Introduction

Almost 40 years ago, it was suggested that the centres of galaxies host supermassive black holes and, further, that accretion onto those black holes powers active galactic nuclei (AGN; Salpeter 1964; Zeldovich 1964; Lynden-Bell 1969). Nowadays, the observational evidence in support of this picture is substantial. Proper motion studies of the stars in the centralmost regions of the Milky Way provide compelling evidence for the presence of a supermassive black hole with a mass of about $3\times 10^6\hbox{$\rm\thinspace M_{\odot}$}$ (Eckart & Genzel 1997; Ghez et al. 1998, 2000, 2003; Eckart et al. 2002; Schödel et al. 2002). The kinematics of rotating central gas disks in several nearby low-luminosity AGN has also provided some of the most convincing evidence for supermassive black holes (for example, M87: Ford et al. 1994, Harms et al. 1994; NGC 4258: Miyoshi et al. 1995; Greenhill et al., 1995). Finally, spectroscopic studies of stellar kinematics reveal that almost all galaxies studied to date do indeed possess a central supermassive black hole. The very strong correlation between the stellar velocity dispersion of a galaxy's bulge and the mass of the black hole it hosts (Gebhardt et al. 2000; Ferrarese & Merritt 2000) argues for an intimate link between supermassive black hole and galaxy formation, a result of fundamental importance.

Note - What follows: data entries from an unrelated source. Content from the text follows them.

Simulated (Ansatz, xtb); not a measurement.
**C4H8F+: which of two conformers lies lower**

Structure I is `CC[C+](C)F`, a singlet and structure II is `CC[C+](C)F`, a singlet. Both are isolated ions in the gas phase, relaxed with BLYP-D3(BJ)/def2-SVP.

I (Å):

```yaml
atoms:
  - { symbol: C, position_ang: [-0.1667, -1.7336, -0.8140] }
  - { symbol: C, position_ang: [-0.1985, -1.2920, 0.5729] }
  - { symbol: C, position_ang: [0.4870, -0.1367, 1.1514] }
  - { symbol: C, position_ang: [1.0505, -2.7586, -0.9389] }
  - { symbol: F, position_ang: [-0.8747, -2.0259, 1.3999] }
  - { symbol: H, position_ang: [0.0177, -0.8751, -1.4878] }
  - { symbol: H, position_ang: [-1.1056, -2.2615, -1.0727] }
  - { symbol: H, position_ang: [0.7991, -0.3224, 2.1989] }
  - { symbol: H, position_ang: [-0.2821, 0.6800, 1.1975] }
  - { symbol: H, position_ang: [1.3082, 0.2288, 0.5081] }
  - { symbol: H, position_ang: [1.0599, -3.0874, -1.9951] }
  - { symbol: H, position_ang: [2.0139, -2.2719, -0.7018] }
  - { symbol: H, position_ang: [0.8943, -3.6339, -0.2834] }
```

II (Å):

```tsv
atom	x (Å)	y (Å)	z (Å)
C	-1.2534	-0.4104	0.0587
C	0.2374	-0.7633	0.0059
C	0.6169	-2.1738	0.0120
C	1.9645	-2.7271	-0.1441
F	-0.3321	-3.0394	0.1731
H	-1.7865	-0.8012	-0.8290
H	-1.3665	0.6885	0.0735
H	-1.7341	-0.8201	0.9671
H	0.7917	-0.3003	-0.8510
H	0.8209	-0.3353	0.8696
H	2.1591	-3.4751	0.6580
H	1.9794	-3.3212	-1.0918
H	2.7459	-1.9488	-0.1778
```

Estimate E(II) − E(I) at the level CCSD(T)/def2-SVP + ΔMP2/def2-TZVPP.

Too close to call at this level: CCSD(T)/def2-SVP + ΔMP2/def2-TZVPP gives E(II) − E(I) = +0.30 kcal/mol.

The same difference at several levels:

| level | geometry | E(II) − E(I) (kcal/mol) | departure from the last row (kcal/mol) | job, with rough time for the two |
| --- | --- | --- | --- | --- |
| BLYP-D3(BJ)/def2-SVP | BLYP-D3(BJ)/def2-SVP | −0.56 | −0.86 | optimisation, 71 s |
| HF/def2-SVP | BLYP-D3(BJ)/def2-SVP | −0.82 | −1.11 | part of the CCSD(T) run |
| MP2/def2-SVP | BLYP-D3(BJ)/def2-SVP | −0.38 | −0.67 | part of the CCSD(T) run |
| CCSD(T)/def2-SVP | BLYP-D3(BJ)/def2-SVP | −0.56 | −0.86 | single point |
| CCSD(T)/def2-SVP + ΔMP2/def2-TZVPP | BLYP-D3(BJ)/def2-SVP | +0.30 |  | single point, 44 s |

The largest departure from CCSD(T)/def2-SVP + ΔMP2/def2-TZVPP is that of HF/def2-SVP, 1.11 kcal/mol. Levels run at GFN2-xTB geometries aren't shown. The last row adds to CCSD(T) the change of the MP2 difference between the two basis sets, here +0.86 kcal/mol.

With the existence of supermassive black holes established, it is clearly of interest to study them in detail. While of crucial importance for establishing the presence of supermassive black holes, all of the kinematic studies mentioned above probe conditions and physics at large distances from the black hole, $r>10^3r_{\mathrm g}$, where $r_{\mathrm g}=GM/c^2$ and where $M$ is the mass of the black hole. However, the energetically dominant region of an AGN accretion flow is very close to the central black hole, $r<20r_{\mathrm g}$, where general relativistic effects become strong. This is the region we must consider if we are to truly understand these systems. Luckily, nature has provided us with an extremely useful probe of this region. X-ray irradiation of relatively cold material in the vicinity of the black hole can imprint characteristic features into the X-ray spectra of black hole systems, most notably the K$\alpha$ fluorescent line of iron. Detailed X-ray spectroscopy of these features can be used to study Doppler and gravitational redshifts, thereby providing key information on the location and kinematics of the cold material. This is a powerful tool that allows us to probe within a few gravitational radii, or less, of the event horizon. See Fabian et al. (2000) and Reynolds & Nowak (2003) for general reviews of relativistic iron line studies of accreting black holes.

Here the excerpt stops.